A key figure in the leave campaign in Britain's 2016 EU referendum has admitted they should not have stoked fears of potential Turkish immigration to garner more votes.

In an interview with the Guardian on Tuesday, Michael Gove, the environment secretary, said if he had been in-charge "the leave campaign would have had a slightly different feel."

Gove had claimed ahead of the referendum that Turkey and other countries in Europe could join the EU as early as 2020 and that their membership would see an influx of 5.2 million people arriving in the U.K.

"I would have to go back and look at everything I said and think whether that was the right response at the right time. There is a sense at the back of my mind that we didn't get everything absolutely right. It's a difficult one," Gove said.

Vote Leave was fronted by former foreign secretary Boris Johnson and Gove.

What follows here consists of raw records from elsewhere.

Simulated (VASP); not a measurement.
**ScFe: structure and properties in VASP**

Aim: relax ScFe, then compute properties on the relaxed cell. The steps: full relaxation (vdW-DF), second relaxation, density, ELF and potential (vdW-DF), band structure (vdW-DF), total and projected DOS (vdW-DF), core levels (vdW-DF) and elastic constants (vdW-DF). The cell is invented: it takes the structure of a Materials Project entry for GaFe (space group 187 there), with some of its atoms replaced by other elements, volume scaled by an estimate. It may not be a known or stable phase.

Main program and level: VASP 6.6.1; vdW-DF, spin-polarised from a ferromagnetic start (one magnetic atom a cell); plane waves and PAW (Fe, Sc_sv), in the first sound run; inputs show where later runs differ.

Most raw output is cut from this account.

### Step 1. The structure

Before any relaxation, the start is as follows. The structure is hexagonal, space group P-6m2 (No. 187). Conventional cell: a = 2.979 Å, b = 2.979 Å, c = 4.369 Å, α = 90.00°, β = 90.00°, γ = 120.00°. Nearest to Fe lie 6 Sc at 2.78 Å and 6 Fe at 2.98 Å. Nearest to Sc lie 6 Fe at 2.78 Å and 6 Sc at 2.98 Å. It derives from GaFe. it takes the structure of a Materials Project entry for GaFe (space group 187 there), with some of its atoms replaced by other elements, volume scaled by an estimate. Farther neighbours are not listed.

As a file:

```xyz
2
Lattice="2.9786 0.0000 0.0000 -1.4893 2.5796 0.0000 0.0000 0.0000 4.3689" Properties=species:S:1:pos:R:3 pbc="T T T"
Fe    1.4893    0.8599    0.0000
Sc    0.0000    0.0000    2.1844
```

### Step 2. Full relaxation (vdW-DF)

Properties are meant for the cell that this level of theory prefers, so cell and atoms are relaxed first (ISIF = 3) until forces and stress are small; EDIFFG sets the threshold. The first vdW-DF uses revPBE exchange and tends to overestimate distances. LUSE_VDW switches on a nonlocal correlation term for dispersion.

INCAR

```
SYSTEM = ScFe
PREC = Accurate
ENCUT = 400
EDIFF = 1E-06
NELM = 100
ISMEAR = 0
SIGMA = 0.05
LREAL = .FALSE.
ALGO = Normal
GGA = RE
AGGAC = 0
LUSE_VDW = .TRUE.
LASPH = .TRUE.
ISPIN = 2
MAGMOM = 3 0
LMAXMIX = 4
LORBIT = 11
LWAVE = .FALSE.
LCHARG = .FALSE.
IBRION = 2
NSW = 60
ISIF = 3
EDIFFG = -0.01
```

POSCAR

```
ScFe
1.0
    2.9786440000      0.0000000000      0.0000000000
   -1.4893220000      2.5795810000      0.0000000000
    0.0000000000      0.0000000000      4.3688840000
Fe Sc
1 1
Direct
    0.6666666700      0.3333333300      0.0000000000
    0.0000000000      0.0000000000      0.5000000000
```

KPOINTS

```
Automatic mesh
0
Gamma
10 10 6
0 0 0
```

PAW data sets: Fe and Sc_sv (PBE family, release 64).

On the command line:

Turkey's accession to the EU was a theme regularly used by the leave campaign to stoke fear and anti-immigrant sentiment among voters with misleading claims.

The campaign perhaps drew the most controversy when it ran a poster campaign showing an open door in the style of an EU passport and the message: "Turkey (population 76 million) is joining the EU. Vote Leave, take back control."

Although it was one of the first countries to join the European Economic Community (EEC) in 1959 and applied for full EU membership in 1987, Turkey still has candidate country status. In the meantime, many countries in Europe have been accepted as EU members, despite applying much later than Ankara.

Official accession talks with Turkey began in 2005. However, negotiations stalled in 2007 due to objections from Greek Cypriot administration concerning the divided island of Cyprus, as well as opposition from Germany and France. Since then, only one of 16 opened chapters of the Copenhagen criteria have been fulfilled and closed.

Leave campaigners, according to local media, had also argued that the NHS was already cash-strapped due to the current number of immigrants arriving in the U.K. However, they failed to realize that this was due to increasing government cuts to funding and support.

"With the terrorism threat that we face only growing, it is hard to see how it could possibly be in our security interests to open visa-free travel to 77 million Turkish citizens and to create a border-free zone from Iraq, Iran and Syria to the English Channel," Gove had said in a 2016 interview with Sky News.